When I first wrote about AIOps in 2017, Gartner was predicting that IT operations (ITOps) personnel were in for a major change over the next few years. Traditional IT management techniques were viewed as unable to cope with digital business transformation. Gartner predicted that there would be significant changes in ITOps procedures and a restructuring of how we manage our IT ecosystems. They called the evolving platform on which these changes would take place “AIOps.”
Changes in IT over the intervening years have proven Gartner correct. Interest and adoption of AIOps has increased exponentially as organizations have sought to enable innovation, fend off disruptors, and manage the velocity, volume, and variety of digital data that is beyond human scale. This blog covers the original and current market drivers of AIOps and its components and benefits.
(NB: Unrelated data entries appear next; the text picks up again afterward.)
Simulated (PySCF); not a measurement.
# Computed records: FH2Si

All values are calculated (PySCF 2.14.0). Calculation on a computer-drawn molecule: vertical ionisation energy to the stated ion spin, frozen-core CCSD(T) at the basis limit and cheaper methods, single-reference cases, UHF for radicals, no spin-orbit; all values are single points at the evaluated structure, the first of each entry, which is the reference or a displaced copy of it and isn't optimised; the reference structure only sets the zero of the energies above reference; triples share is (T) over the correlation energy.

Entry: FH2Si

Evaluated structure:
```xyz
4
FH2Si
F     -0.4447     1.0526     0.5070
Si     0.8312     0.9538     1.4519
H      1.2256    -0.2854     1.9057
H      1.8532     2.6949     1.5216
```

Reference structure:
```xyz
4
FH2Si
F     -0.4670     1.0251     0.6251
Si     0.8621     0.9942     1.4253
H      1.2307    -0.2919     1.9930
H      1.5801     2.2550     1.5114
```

Digital transformation and the road to AIOps
It’s important to understand how digital transformation gave rise to Gartner’s AIOps platform. Digital transformation encompasses DevOps and the adoption of cloud and new technologies like containers. It represents a shift from centralized IT to applications and developers, an increased pace of innovation and deployment, and the acquisition of new digital users—machine agents, Internet of Things (IoT) devices, Application Program Interfaces (APIs), etc.—that organizations previously didn’t need to service. All of these new technologies and users are straining traditional performance and service management strategies and tools to the breaking point. AIOps is the ITOps paradigm shift required to handle these digital transformation issues.
What is AIOps?
AIOps stands for artificial intelligence for IT operations. It refers to multi-layered technology platforms that automate and enhance IT operations through analytics and machine learning (ML). AIOps platforms leverage big data, collecting a variety of data from various IT operations tools and devices in order to automatically spot and react to issues in real-time while still providing traditional historical analytics.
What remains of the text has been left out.